Snakemake exposes an executor interface that allows developers to write custom plugins to define exactly how jobs are executed. The snakemake-executor-plugin-latch package is a plugin that schedules jobs on machines in Latch’s cloud.

When all inputs for a job are available, the plugin queues the job. A dispatcher server consumes jobs from this queue and, when a suitably sized machine is available, schedules the job on that machine.

Containers

Jobs execute within a container whose image is specified in its rule definition. If no container image is specified, the plugin defaults to the image that the runtime executes in (the same image that is built during latch register).

You can specify the container you want the job to execute in using the container: directive in the rule definition.

For example:

rule use_pandas:
    input:
        storage.latch("latch://123.account/input.txt")
    output:
        storage.latch("latch://123.account/output.txt")
    container:
        "docker://812206152185.dkr.ecr.us-west-2.amazonaws.com/snakemake/pandas:2.2.5"
    script:
        "scripts/use_pandas.py"

You can also specify a default container at the top level of the file:

container: "docker://joseespinosa/docker-r-ggplot2:1.0"

Snakemake executes remote jobs by calling itself again, with appropriate command-line arguments to ensure that the right storage plugin is being used, and that only the target rule is being executed. For this reason, it is vital that all containers have both snakemake and snakemake-storage-plugin-latch installed, and that snakemake is available on $PATH.

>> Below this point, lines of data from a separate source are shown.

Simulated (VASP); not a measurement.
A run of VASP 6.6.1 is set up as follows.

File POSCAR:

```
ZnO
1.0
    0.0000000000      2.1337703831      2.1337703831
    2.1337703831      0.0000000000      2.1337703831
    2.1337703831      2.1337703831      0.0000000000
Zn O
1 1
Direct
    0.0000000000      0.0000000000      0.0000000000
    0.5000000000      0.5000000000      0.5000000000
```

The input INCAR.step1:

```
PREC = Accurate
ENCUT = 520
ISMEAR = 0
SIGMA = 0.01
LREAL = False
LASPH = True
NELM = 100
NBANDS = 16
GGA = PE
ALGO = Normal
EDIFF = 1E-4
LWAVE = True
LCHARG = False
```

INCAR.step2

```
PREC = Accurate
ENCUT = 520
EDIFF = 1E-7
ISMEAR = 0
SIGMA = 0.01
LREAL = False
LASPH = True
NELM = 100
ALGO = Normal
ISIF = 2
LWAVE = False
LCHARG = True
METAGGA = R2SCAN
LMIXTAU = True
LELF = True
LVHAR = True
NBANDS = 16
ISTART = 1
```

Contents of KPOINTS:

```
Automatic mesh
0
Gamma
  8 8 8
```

You can check that this is the case by running the container locally:

$ docker run -it <your-image> bash
root@container:/# snakemake --version
8.25.3
root@container:/# pip show snakemake-storage-plugin-latch
Name: snakemake-storage-plugin-latch
Version: 0.1.9
...

Conda

It is possible to use the default container image for every rule, and use conda environment files to specify dependencies for each rule. While this practice is encouraged by snakemake, we caution against this for the sole reason of workflow performance. Simple conda environments can take multiple minutes to build, and complex ones can take even longer. Moreover, this time cost will be incurred for every run of the workflow, which can become expensive.

Instead, we strongly encourage you to build container images for each conda environment and use those for your rules instead. By paying the cost of building the conda environments / containers once, you save time during every workflow execution.

Machine Specs

To configure the size and specs of the machine that the job runs on, use the resources: directive:

rule use_pandas:
    input:
        storage.latch("latch://123.account/input.txt")
    output:
        storage.latch("latch://123.account/output.txt")
    container:
        "docker://812206152185.dkr.ecr.us-west-2.amazonaws.com/snakemake/pandas:2.2.5"
    resources:
        cpu = 2,
        mem_gib = 4
    script:
        "scripts/use_pandas.py"

The following resource keys are valid:

  1. cpu / cpus for CPU specification,
  2. mem_{unit} for RAM specification - {unit} can be any metric or binary unit, such as mib or gb,
  3. disk_{unit} for Ephemeral Storage / Disk space specification, with the same rules for {unit} as mem,
  4. gpu / gpus for specifying the number of GPUs desired, and
  5. gpu_type for the type of GPU to use. This field is mandatory if gpu/gpus is greater than 0. See here for valid GPU type/quantity combinations.

For mem and disk, you can also specify resources with the unit after the quantity - for example, the following is equivalent to the previous rule’s resources:

resources:
    cpu = 2,
    mem = "4 GiB"